As Anthony Rizzo parked under the pop up in the top of the ninth before squeezing the final out safely in his glove, I couldn't shake the one feeling that I had pretty much throughout the game. 

The Cubs have no business winning this one. 

None. 

There was some ugliness to this one for sure, most of it from the home team side. We saw Jose Quintana throw the ball to first base when Anthony Rizzo was breaking home for bunt coverage. 

Error No. 1. 

We saw Ben Zobrist botch a routine grounder to second base that Javier Baez gloves with his eyes closed. 

Error No. 2. 

Then, we saw what could have been one of the worst errors in the history of the divisional round of the playoffs. With Quintana on cruise control and a 0-0 tie game, Kyle Schwarber just completely missed a fly ball. And then when he went to pick it up, he kicked it around. Murphy ended up on third base, Schwarber with two errors. 

Yes, errors No. 3 and 4. 

Then manager Joe Maddon came with a questionable hook of Quintana, bringing on the righty Pedro Strop to face Ryan Zimmerman. Zimmerman came through with a double in the right-center gap. Schwarber was seen screaming obscenities into his glove, and he might as well have been speaking for every Cubs player and fan in the world. It was just a brutal game to that point. 

Through six innings the Cubs' line score was pretty much as ugly as it can get, especially in the playoffs:

R H E 
0 0 4

Sure, it wasn't all bad. Quintana pitched well. Jon Jay and Jason Heyward made great plays in the outfield. That was pretty much it, though. Given that a healthy Max Scherzer was throwing zeros on the board, the 1-0 deficit seemed dire. 

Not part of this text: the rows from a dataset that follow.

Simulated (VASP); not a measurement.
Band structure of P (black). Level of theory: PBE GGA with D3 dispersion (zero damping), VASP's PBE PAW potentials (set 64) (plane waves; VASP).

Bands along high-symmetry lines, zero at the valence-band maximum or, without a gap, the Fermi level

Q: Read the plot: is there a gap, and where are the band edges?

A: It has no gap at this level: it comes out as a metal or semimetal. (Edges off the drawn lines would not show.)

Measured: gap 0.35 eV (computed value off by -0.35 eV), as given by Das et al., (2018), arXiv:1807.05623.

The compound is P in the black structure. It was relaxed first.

Then, with one out in the seventh inning, Zobrist doubled in the gap and it chased Max Scherzer. Albert Almora came through with a pinch-hit single to tie the game. Heyward followed with a single, and the Cubs were in business. Addison Russell followed with a rocket in the right-center gap that Michael Taylor ran down. Heyward was inexplicably all the way up to second base and was doubled off first. 

It didn't count as an error on the scoreboard, but that's a pretty terrible miscue. The pitcher spot was coming up with players like Javier Baez and Tommy La Stella available to pinch hit. 

Again, it just felt like this was yet another way the Cubs were trying to give the game away. 

And yet, they still got the job done. La Stella worked a walk to start the bottom of the eighth. Jon Jay put down a nice bunt to move pinch runner Leonys Martin to second base. Then Rizzo hit a bloop single that barely found a patch of grass between three Nationals defenders and the Cubs won. 

Even the clutch hit wasn't even all that clutch. It was more good fortune on the ball placement. 

Still, great teams find ways to win. The Cubs are a great team yet again, and now they are one win away from their third-straight NLCS. That's not luck or coincidence, even if their Game 3 win seemed to have that kind of flavor.